Toyota ran a commercial a few years ago that showed an SUV driving through town on a Tuesday loaded with ski equipment.
An onlooker is dumbfounded that the guy could be heading for the slopes on a workday.
Then the last line appears on screen – “Make your own rules.”
Don’t want to work on Tuesday?
Then, make your own rules!”
Well, that’s just what mankind has been doing ever since Adam and Eve decided they wanted to be like God.
We make our own rules.
And we have the audacity to think that it can work.
There is no stronger indicator of the depravity of mankind than the thought that his own mind can compete with the Creator in deciding what’s best.
Man has the audacity to make his own rules, declare 60% to be passing and insisting that God will accept him as good enough.
Like playing baseball and calling your own balls and strikes.
That’s what Luke deals with today.
Who makes the rules?
Who’s in charge?
In Luke 6:5, Jesus makes an audacious claim, “The Son of Man is lord of the Sabbath.”
His last word justifying His disciples’ Sabbath eating habits was – I am Lord!
Now, on another Sabbath, Luke uses Jesus’ claim as a perfect lead-in to an account where the issue is, who gets to make the rules?
Who is in charge?
Jesus is about to demonstrate verbally and actively that He is.
This was always an issue in His encounters with the Pharisees who were looked up to as the ultimate rule-makers of their day.
Those contests often revolved around the Sabbath because their rules were so clear-cut and Jesus violated them so blatantly.
7 times He purposely healed people on the Sabbath to the consternation of these men.
He was demonstrating his lordship, which they categorically rejected.
Today we see this play out through the healing of this man.
Who is in charge?
Who makes life’s rules?
*I.
The Plant*
6 On another Sabbath, he entered the synagogue and was teaching, and a man was there whose right hand was withered.
7 And the scribes and the Pharisees watched him, to see whether he would heal on the Sabbath, so that they might find a reason to accuse him.”
We’re not told that the man is a plant.
But it is strongly suggested by the word “watched” in v. 7. It means “to spy on out of the corner of one’s eye” and has sinister overtones.
These Pharisees were fact-finding in the previous account, but this time, they intend evil.
They are looking for an excuse to accuse him of violating the law (their law, that is), and it is likely that they made sure the man with the withered hand was clearly visible – a plant, an entrapment.
They had no interest in the message.
They were hoping He would heal someone so they could bring an accusation.
Why?
Because they couldn’t stand the popularity He was enjoying.

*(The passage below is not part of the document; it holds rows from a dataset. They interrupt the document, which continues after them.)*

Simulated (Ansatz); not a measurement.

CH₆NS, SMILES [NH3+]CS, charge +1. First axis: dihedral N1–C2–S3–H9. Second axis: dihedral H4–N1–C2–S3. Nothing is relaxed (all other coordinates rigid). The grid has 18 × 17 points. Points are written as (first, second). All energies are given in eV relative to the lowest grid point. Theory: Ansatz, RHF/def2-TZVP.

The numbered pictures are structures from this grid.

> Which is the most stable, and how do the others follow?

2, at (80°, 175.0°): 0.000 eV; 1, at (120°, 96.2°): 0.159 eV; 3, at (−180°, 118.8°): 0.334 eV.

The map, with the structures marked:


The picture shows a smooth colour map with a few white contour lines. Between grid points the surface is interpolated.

He threatened their privileged position in the eyes of the people, and they needed to discredit Him.
Their cold hearts are shown by the fact that they expected to make their case by catching Jesus in the act of healing a disabled man.
What kind of religious belief would object to restoring health?
The answer is man-made religion.
The kind that is about the rules, all the rules and nothing but the rules.
People be damned, for them it was about their rules and everyone else could go to hell for all they cared.
The rules were all that mattered, and they had some doozies.
They were avid early adopters of Toyota’s philosophy – “Make your own rules”.
In the process the obliterated the spirit of the law.
Now, as to healing, they allowed you could do whatever was required to save a life on the Sabbath, but absolutely nothing more.
Save a child from drowning but ignore a sprain.
Pull an ox from a ditch if it were in danger of dying, but God help you if you pulled one out without threat to life.
So that’s the setup.
They know of the guy with a withered arm – non-life-threatening. We’re not sure, but tradition says he was a stonemason who was injured and whose muscles had atrophied.
They were sure Jesus would take the bait allowing them to accuse Him of Sabbath-violation and discredit Him.
Amazingly they counted on His compassion and power as the attributes by which they hoped to destroy Him.
Why would you ever want to destroy someone like that?
How about because He doesn’t play by your rules.
It all comes down to who makes the rules?
Who is in charge?
And in their fallen minds, they preferred their cruelty over His compassion.
They preferred law over grace.
They preferred to be God rather than submit to God.
And so have men from time immemorial sought to bring charges against God, to sit in judgment over Him to avoid accountability to Him.
They accuse Him of injustice for all the ills of the world, ignoring the culpability of man’s sinful nature – a nature which is the product of the cherished free will granted by God which allows them to bring the accusation.
And they hostilely reject the forgiveness for which He paid with His own life.
You know what is the biggest accusation of all against God?
It is that He can do miracles.
Just like they proposed to reject Jesus for supernaturally healing man, so they reject God and declare Him a non-person for the fact that He claims to have created it all.
It is His claim to the supernatural that makes Him unacceptable.
Is that warped or what?
The humanists position seems to be “If we can’t do it, nobody can!
No miracles!”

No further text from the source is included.